Neville, bus driver: As we turned the corner, you walked in what can only be described as opening a great big freezer door, and walking into it, and it felt like a brick wall at the same time, it was immensely cold. And we just carried on walking up the lane after it sort of took us breath for a second, and it finished up with us shaking uncontrollably, and we knew for a fact we weren’t shaking. And as we went up the lane, slowly walked up the lane to the entrance to this field, all the back of your neck started to crawl, your scalp, and it just felt as though your hair was beginning to stand on end. And the oppression started to come, it was really bad, heavy. And we could see what can only be described as a monk racing around the field at great pace, one minute he was stood at the top corner, then he was off, he was missing, then he was at the corner, then he was at the entrance to the field, he was actually prancing around.

Narrator: There have been many sightings like that, a strange human like figure half seen, half not seen. It seems to be able to move with great speed across the fields and roads. But other sightings are quite different - they’re filled with immense detail about the clothes and the appearance and manner of the apparition.

Graham, builder:  This particular night Nigel decided to come with me, and we set off running and we got up to Wortley quite a bit later than what I would normally run if I was running on my own. And on the way back it was coming dusk, and as I was running in front of Nigel I saw in front of me, just as I was pulling into a layby to mark time for Nigel to catch me up, a guy walking with his back to the traffic. And I thought ‘whoa this is dangerous,’ and I looked over my shoulder and Nigel was getting close to me. And then I realised that this guy wasn’t walking on the road, he was walking in the road. And at first I couldn’t, my eyes were telling me he was doing this and I just couldn’t believe what I was seeing. And the guy was getting nearer and he was actually walking, I could only see from probably about there [indicates shin height] - about a foot of him was walking in the road. And he was in very old dark brown clothes and he got a cape on. And the cape, as he got nearer, I could see it was buttoned every half inch down. It was like eyelets, it wasn’t buttonholes like we have nowadays, it was like eyelets. And the face was just like black, like a chap who comes out of the mine, but it was a dull brown, and there was no actual face, it was like black sockets where his face was. And he’d got a big bag with him, it was like trailing in the ground. And Nigel stood at the side of me, and I turned to look at him, and his hair was standing on end, and I could feel all the hair on the back of my head standing up. And as I looked back to say something to Nigel, when we looked back again he’d just disappeared.

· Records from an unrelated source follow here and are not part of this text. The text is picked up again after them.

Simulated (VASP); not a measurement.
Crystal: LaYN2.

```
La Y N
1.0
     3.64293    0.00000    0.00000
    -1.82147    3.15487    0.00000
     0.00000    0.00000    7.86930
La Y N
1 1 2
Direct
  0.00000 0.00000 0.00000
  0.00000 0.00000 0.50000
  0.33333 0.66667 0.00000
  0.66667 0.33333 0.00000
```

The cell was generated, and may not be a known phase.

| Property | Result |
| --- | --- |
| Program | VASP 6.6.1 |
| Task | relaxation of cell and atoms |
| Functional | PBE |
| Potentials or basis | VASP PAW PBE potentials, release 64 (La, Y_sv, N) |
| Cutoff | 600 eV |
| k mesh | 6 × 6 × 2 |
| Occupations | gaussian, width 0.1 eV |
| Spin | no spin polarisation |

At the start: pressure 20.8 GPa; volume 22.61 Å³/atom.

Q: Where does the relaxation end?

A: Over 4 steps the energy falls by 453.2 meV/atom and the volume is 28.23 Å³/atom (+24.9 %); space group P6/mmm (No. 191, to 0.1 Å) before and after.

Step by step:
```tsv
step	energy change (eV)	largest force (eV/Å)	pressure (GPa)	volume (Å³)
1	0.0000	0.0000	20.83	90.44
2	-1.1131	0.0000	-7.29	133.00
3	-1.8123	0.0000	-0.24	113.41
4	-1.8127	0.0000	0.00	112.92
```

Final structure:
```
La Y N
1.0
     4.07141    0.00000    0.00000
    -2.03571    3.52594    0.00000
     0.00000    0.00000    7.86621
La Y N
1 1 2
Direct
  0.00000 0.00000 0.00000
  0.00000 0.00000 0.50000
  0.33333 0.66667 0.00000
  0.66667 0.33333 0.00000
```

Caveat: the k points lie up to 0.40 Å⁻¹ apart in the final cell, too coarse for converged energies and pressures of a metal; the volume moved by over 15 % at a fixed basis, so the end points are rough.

Nigel, student:  It was difficult to believe what I’d just seen. It came to us like a normal person and as it got close you could see there were no... you couldn’t see anything like below its knees. And we just got a feeling of fear and decided to run as fast as we could. And it was strange because you could tell straight away it wasn’t normal - the facial features and everything, no eyes, no nose.

Graham: The funny thing about it was, there was this queer musty smell. And I never said anything to Nigel, but Nigel said ‘Pooh, Dad, dint he smell?‘ And that was it, he just disappeared and there was just this fusty smell.

Narrator:  That account clearly carries the ring of truth about it. The fact that the figure walked on a lower ground level, a ground level that existed in previous centuries, also tallies with our research in other parts of the country where the apparitions are associated with much earlier times. But the big question of course, is what do we think is going on around Stocksbridge? There are large deposits of iron ore in the region, which would affect the local magnetic field. And there are overhead power lines, big electrical substations near the steel smelters. Could they be having some sort of triggering effect?

Dr Richard Wiseman, parapsychologist:   Some scientists have argued that if you place the human brain, or at least some types of human brain, those with a large amount of flux or activity in the temporal lobes, into a very strong magnetic field, you’ll be able to induce an anomalous experience. Now the evidence for that comes from laboratory based studies, where they’ve placed very strong magnetic fields across the brain and across the temporal lobes in particular, and people have reported very strange experiences. Now whether you could ever get those sorts of strength of field out in the real world, under power lines or by power stations for example, is a different issue. There’s no evidence you can achieve those sorts of flux out there in the field. But still, it’s an attempt at a normal explanation to explain paranormal phenomena.

Narrator:  But magnetic effects or not, speak to the people who’ve had these experiences at quite different times and places, and there can be no doubt but the powerful impact on them. Not just the profound emotional nature of the experience, but the quality of the recall – the detail of the coat fastening, or the line of a collar, or the thud of something invisible hitting a car. Science finds these accounts of the paranormal almost impossible to deal with because they seem to lie outside all the established laws.

Professor Ian Stevenson, University of Virginia:  I think the resistance of other scientists (that is, those who’ve looked at the data) comes from the subversiveness of what we’re saying - that there is a lot more to human personality than they have allowed for.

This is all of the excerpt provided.